Chuang-tzu said, “Those who arrive at the truth of life do not strive for anything that has nothing to do with life.” What has nothing to do with life is anything excessive. Simple food and old clothes are enough to take care of essential life; who do you need wine, meat, and silk for your life to be complete?

So whatever is not necessary for life should be eliminated, and so should anything that is excessive beyond the needs of life. Possessions have an injurious energy, which hurts people when it builds up. Even if you have few possessions, you still worry about them; how much the more when you have a lot!

If you tried to shoot a sparrow with a jewel, people would laugh at you; how much the more ridiculous it is to turn your back on the Way and virtue, slight nature and life, and shorten your life span by pursuing inessentials!

If we compare fame and prestige to the Way and virtue, fame and prestige are artificial and base, whereas the Way and virtue are real and noble. If you can tell the noble from the base, you should get rid of the one and take the other, not hurting your body on account of fame, not changing your will on account of prestige. Chuang-tzu said, “One who loses himself by working for fame is no gentleman.”

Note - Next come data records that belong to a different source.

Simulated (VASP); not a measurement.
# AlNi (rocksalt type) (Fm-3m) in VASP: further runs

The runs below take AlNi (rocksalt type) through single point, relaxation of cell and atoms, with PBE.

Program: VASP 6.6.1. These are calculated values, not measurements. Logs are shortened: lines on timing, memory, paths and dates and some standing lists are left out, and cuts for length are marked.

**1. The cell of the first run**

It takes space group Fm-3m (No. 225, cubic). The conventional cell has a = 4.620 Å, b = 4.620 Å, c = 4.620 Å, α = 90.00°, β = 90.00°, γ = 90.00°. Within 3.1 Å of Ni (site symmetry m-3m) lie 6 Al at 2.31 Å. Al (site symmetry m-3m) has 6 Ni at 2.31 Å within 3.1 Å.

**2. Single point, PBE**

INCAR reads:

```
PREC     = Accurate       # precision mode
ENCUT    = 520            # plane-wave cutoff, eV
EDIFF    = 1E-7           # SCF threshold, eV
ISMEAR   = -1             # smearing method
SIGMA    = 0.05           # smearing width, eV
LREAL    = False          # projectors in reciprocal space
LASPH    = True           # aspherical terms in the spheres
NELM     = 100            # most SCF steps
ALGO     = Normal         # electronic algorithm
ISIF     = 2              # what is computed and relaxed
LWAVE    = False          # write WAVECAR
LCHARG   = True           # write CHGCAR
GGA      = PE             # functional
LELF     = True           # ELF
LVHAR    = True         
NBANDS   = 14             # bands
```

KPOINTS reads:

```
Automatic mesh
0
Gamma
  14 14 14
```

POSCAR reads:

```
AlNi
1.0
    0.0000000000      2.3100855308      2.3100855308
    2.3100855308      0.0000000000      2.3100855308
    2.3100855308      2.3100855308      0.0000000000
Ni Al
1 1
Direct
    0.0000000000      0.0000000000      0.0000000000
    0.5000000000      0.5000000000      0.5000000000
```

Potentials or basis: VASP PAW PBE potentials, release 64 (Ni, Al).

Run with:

TheĀ Scripture on the Western Ascent says, “Embrace the fundamental, keep to unity.” Spiritual immortalists who go to excess cannot keep to unity; they just sit in offices of glory. If you are not selective, everything you come in contact with will burden your mind and dull your intelligence; your practice of the Way will be defective.

As for those who deal with matters calmly and serenely, who are in the midst of things without being burdened, they are among those who have attained realization. If you say you are unburdened without really having attained it, you are really only fooling yourself.